BAMresearch / bayem

Implementation and derivation of "Variational Bayesian inference for a nonlinear forward model." [Chappell et al. 2008] for arbitrary, user-defined model errors.
MIT License
2 stars 1 forks source link

Analytical example #25

Closed joergfunger closed 2 years ago

joergfunger commented 3 years ago

In order to test our methods (and maybe also to investigate the problem of the free enery being maximal in the first iteration), I think it might be advantageous to have an analytical test case, i.e. not prescribing noise on the data and then identify, but rather prescribe a linear model with a few data points, then derive the analytical solution (the exact posterior). Using VB we should then be able to exactly reproduce the result (even though it might not yield the exact mean) and we can even test the cov.

TTitscher commented 3 years ago

Check Chappel tutorial paper for an example. @aradermacher can you provide a link for that?

joergfunger commented 3 years ago

In 3.4 and 3.5 here a derivation for the normal distribution can be found.

TTitscher commented 3 years ago

To start the process, I try to summarize: The example in section 3.4 has a data set of n=30 entries with a given N(x, σ). Also there is prior knowledge N(M, τ). The posterior mean of (σ²M+τ²nx)/(nτ²+σ²) and variance (σ²τ²)/(nτ²+σ²) is derived analytically.

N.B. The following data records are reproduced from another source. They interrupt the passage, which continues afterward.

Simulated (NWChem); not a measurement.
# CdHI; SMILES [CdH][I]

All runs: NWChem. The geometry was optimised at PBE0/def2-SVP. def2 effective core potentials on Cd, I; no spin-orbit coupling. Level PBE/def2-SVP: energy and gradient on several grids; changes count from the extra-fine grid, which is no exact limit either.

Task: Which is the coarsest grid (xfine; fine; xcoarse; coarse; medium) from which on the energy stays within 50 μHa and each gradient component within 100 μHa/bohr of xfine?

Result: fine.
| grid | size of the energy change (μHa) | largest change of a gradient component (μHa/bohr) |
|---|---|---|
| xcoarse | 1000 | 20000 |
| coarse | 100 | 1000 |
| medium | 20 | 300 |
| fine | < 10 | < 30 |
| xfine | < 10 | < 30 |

My idea would be to define a random dataset X with 29 entries according to N(x,σ) and pick the last entry such that the mean and variance is exactly met.

The we define the model error k(theta) = np.full(shape=30, fill_value=theta) - X and run VB. The posterior should then match the analytic values.

Would that be correct?

joergfunger commented 3 years ago

Why do you want to compute the last sample separately - just sample from some distribution (all 30), and then compute the sample mean variance?

TTitscher commented 3 years ago

I thought that it would be nice to exactly match the values from the book. But, indeed, your idea would be much simpler -- and would almost match the book values.

TTitscher commented 3 years ago

I coded the example from 3.4 here and the parameter posterior matches the analytic solution. Section 3.4.1 in the book is, I think, about updating the noise. Who is going to look into that?

joergfunger commented 3 years ago

Was there anyone volunteering to look into the analytical example @ajafarihub or @ic-lima ?

ajafarihub commented 3 years ago

I think, you @joergfunger mean an example, where we have both of mean and std to be identified (section 3.4.1. of the book chapter you posted), since Thomas has already provided the simpler example (only mean as unknown). To me it is not fully clear how to do that. I see for example that in the book chapter, eq. (3.4) gives us a joint distribution for our two parameters (mean and std), but the question is: how to compare this with the VB results? I am not sure, but maybe we would need - after using eq. (3.4) - to marginalize this joint distribution to obtain separate distributions for either of mean and std. Would that make sense?

Another way would be to forget about this formula (eq. 3-4) and compute the posteriors by means of a sampling method, which would directly give us individual distributions for each of mean and std.

TTitscher commented 3 years ago

On page 67 of the book above, they derive an analytic solution sigma² ~ InvGamma(a, b) with formulas for a and b. I'm sure that this could be related to the precision of VB that is precision = 1. / sigma² ~ Gamma(shape, scale). That would be my starting point.

ajafarihub commented 3 years ago

I am not quite sure ... . We know that, the counterpart of sigam^2 (of the book) in the VB method is inv(Lambda). But, the inverse gamma distribution mentioned in the book is under an important assumption: "if μ is considered fixed". So IMO, it is a conditional distribution and therefore is not the counterpart of Lambda in the VB, which should be a marginalized distribution I think. This difference is also quite clear from another fact that, the precision (of parameters) in the VB has a normal distribution (not Gamma).

joergfunger commented 3 years ago

There is a subsequent chapter in the book, where bot mu and sigma are identified.

ajafarihub commented 3 years ago

I prepared this for the case of having both unknown mean and sigma. It is based on the marginalization of eq. (3.4) in the document we referred to above.